At the single-event level, we concentrated on the impact of eccentricity in binary black-hole systems. This is crucial for discerning their astrophysical formation channels. We have developed a post-Newtonian formalism that incorporates both spin precession and eccentricity with a mixed analytical and numerical approach. This effort culminated in the re-development of the open-source code PRECESSION, which now stands ready for application to gravitational-wave data.
At the population level, we presented foundational work in hierarchical Bayesian analysis which has laid the groundwork for incorporating selection effects, adopting population-informed priors, and stacking information from multiple events in a consistent fashion. In particular, the project has prototyped a machine learning interpolation method, facilitating the analysis of gravitational-wave data by directly leveraging predictions from stellar-physics simulations.

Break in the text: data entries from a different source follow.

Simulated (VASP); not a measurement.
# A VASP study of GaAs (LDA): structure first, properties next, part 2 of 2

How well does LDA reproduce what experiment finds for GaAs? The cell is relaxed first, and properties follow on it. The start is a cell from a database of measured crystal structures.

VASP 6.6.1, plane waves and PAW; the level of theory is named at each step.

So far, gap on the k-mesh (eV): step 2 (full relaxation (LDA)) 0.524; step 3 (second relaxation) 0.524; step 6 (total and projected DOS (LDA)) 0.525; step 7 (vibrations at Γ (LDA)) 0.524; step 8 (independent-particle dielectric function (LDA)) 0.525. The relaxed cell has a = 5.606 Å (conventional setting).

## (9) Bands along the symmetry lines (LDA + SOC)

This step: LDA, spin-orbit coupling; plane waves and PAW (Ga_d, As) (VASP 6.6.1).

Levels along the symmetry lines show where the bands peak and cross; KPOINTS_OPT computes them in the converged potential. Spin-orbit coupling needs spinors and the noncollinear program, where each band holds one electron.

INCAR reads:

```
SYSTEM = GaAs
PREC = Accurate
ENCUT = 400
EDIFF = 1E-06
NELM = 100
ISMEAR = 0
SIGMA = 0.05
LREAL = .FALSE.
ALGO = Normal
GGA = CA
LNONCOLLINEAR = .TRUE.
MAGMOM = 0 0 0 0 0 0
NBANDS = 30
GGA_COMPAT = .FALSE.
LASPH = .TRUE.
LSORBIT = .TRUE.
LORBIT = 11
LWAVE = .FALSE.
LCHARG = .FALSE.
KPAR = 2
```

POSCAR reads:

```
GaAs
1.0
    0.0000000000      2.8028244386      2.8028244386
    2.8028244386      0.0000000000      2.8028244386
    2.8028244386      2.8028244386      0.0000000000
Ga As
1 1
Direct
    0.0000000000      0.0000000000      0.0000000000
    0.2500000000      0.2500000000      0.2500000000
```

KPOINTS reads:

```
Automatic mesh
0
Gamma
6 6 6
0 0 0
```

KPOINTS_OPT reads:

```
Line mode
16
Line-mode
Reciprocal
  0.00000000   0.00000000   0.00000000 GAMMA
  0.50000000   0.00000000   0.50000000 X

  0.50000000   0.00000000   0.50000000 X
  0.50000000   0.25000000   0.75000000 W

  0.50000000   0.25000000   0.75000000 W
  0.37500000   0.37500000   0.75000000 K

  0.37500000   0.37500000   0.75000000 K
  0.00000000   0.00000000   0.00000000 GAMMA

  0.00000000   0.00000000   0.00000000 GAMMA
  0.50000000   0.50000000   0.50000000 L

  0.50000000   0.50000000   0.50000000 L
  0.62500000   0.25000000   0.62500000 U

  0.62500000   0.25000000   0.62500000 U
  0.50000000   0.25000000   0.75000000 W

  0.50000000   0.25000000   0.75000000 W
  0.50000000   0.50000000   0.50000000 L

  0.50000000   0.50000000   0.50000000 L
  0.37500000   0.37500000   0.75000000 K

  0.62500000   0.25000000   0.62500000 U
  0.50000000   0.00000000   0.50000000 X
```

On the astrophysical front, we have explored the implications of repeated black-hole mergers and their potential occurrence among the events observed by LIGO and Virgo. Additionally, we have developed predictive modeling for next-generation ground-based detectors such as the Einstein Telescope and Cosmic Explorer, as well as the LISA space mission.
We hosted a major conference titled "Gravitational-wave populations: what's next?" (July 2023, Milan, Italy) which provided a worldwide hub for researchers to share progress, focus on the current critical questions in the field, and draw a roadmap for future advances.